The top LinkedIn ad examples of 2025 don’t just look polished—they convert professional audiences into qualified leads by matching creative execution with platform-specific behavior patterns. While most marketers treat LinkedIn as “Facebook for professionals,” the highest-performing campaigns understand that decision-makers scroll with different intent, evaluate offers through business ROI lenses, and respond to proof-driven narratives rather than emotional appeals.
This guide showcases 15 LinkedIn ad examples across multiple formats—Sponsored Content, Video Ads, Carousel campaigns, Lead Gen Forms, and Message Ads.
Each example includes breakdown analysis of targeting strategy, creative approach, and conversion mechanics, plus actionable takeaways you can apply to your next campaign.
Whether you’re searching for LinkedIn sponsored content examples or the best way to advertise on LinkedIn, these real-world cases demonstrate exactly what works in 2025.
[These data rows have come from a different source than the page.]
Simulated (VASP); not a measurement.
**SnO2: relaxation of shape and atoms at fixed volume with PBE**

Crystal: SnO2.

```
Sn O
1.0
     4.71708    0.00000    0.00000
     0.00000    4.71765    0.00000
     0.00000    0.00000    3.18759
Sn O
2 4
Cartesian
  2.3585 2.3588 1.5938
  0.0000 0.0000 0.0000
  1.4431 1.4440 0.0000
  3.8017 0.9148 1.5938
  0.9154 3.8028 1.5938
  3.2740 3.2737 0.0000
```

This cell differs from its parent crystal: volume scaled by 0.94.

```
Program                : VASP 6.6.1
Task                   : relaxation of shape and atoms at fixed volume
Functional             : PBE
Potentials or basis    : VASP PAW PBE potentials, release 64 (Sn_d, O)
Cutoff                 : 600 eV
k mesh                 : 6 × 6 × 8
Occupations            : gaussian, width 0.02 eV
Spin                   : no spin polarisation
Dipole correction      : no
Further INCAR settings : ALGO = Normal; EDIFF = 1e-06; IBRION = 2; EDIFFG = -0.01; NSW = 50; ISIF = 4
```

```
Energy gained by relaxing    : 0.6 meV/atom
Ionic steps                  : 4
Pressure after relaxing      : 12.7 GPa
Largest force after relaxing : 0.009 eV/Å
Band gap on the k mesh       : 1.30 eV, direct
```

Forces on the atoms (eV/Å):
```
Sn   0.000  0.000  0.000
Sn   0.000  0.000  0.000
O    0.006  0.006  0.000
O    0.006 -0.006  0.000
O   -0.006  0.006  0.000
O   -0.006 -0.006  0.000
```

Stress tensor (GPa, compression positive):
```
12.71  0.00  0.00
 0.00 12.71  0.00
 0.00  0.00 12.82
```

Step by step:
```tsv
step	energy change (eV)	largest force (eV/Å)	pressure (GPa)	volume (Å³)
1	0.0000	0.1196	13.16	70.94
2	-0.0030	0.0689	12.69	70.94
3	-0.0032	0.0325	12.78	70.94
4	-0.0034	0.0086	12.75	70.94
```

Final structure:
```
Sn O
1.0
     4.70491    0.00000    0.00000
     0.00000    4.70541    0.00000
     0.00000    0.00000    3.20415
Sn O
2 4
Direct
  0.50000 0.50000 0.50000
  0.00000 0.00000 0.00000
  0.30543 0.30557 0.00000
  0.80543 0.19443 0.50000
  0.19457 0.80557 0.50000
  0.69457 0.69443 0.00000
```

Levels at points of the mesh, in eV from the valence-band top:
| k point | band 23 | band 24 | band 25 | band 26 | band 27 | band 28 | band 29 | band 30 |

Why Top LinkedIn Ad Examples Deliver Superior B2B Results in 2025
LinkedIn’s 1 billion members include 65 million decision-makers actively researching business solutions, evaluating vendors, and making purchase decisions.
Unlike consumer platforms where ads interrupt entertainment, LinkedIn advertising reaches professionals in a business-focused mindset—reviewing industry news, networking with peers, and consuming thought leadership.
This contextual advantage means your message lands when prospects are most receptive to B2B solutions.
The platform’s self-reported professional data enables precision targeting impossible elsewhere: job title verification, company size accuracy, seniority levels, and industry classifications.
Key LinkedIn Advertising Statistics for 2025
Top LinkedIn Ad Examples Format Overview: Choosing the Right Type
LinkedIn offers six primary ad formats, each optimized for different campaign objectives and buyer journey stages.
Understanding format-specific strengths ensures your creative execution matches platform mechanics.
Sponsored Content (Single Image)
Native in-feed ads appearing as organic posts. Best for awareness and website traffic. Standard image size: 1200x627px. Average engagement: 0.44-0.65% CTR. Use for thought leadership, case studies, and educational content that builds trust before asking for conversion.
Video Ads
Auto-play videos in feed, optimized for mobile. Ideal for product demos, customer testimonials, and brand storytelling. Optimal length: 15-30 seconds for awareness, 60-90 seconds for consideration. Include captions (85% watch without sound). Higher engagement than static—often 2-3x CTR improvement.
Carousel Ads
Swipeable multi-card format (2-10 cards). Perfect for feature breakdowns, step-by-step guides, or multiple case studies. Each card needs standalone value with clear CTA. Best practice: 3-5 cards for highest completion rate. Use to showcase product benefits sequentially or compare solutions.
Lead Gen Forms
Pre-filled forms using LinkedIn profile data. Reduces friction—typically 3-5x higher conversion than landing pages. Best for gated content (whitepapers, webinars, demos). Mobile-optimized. Critical: first-touch nurture sequence must be immediate and valuable to prevent drop-off.
Message Ads (Sponsored InMail)
Direct messages to LinkedIn inboxes. High engagement (20-40% open rates) but premium cost. Best for event invitations, ABM outreach, and high-value offers. Personalization essential—reference job title, company, or recent activity. Character limit: 1,500 (keep to 300-400 for best performance).
Document Ads
Native PDF viewer in feed—users scroll through documents without leaving LinkedIn. Excellent for whitepapers, reports, case studies, and slide decks. Maximum 10 pages recommended. Include strong first page to hook attention and clear CTA on final page.
What Makes the Top LinkedIn Ad Examples Work: Core Principles
The LinkedIn ad examples share five consistent characteristics that separate high-performers from average campaigns.
These aren’t creative preferences—they’re pattern-matched behaviors from thousands of successful B2B campaigns.
- Audience specificity: Call out exact role/industry in first 5 words (e.g., “CFOs managing $50M+ budgets”).
- Value-first messaging: Lead with outcome, not features. “Cut compliance time 40%” beats “Our software has 50 features.”
- Social proof dominance: Names, numbers, logos. “Join 2,400+ enterprises” or “Trusted by Nike, IBM, Salesforce.”
- Friction reduction: One clear next step. Lead Gen Forms outperform multi-field landing pages 3-5x.
- Mobile optimization: 60% of LinkedIn engagement is mobile. Text legible at small size, captions on video, thumb-friendly CTAs.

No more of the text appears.